Ghana Turns Down USD109M US Health Deal
The rejection delivers a fresh blow to Washington's sweeping overhaul of global foreign aid — a restructuring that began last year when President Donald Trump returned to office and dismantled the US Agency for International Development. Its replacement, the 'America First Global Health Strategy', requires what the State Department calls co-investment from recipient governments, with the twin aims of reducing aid dependency and expanding US health innovation globally.
According to a source cited by media, Accra took issue specifically with data-sharing clauses in the five-year deal. The terms proved a red line for a country that received $219 million in total US foreign aid in 2024 — including $96 million earmarked for health — before the Trump administration's sweeping aid cuts took effect.
Pressure Mounted as Deadline Loomed
Negotiations reportedly kicked off last November, but the tone shifted noticeably as Washington imposed an April 24 deadline to close the deal. "They were pretty normal dealings and negotiations in the beginning, and then increasingly there was a lot more pressure, especially at the end," the source reportedly said.

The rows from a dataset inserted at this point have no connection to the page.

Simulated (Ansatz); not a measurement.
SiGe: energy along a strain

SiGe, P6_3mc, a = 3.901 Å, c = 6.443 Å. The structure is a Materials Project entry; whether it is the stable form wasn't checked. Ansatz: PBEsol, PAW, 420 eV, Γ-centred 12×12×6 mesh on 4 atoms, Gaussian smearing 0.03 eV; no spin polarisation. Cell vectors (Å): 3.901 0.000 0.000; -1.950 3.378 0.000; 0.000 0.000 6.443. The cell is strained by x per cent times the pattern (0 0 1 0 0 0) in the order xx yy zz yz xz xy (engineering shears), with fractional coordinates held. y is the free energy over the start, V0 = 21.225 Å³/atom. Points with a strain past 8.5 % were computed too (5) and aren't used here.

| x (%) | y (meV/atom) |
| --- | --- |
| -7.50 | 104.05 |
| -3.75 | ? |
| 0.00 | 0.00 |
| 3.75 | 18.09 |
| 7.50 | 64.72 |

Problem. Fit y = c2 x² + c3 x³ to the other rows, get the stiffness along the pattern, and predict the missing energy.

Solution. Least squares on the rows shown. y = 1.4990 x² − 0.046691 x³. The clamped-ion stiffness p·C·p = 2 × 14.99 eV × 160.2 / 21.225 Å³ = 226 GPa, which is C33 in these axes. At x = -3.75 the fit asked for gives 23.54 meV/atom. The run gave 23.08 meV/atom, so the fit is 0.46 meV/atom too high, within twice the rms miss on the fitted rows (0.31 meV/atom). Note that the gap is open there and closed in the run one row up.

Ghana has since formally communicated its rejection to the Trump administration. Neither a government spokesperson nor Ghana's Foreign Ministry had issued a public comment at the time of publication.
The US State Department declined to elaborate on the breakdown, offering only a measured response: "We continue to look for ways to strengthen the bilateral partnership between our two countries," a spokesperson told media.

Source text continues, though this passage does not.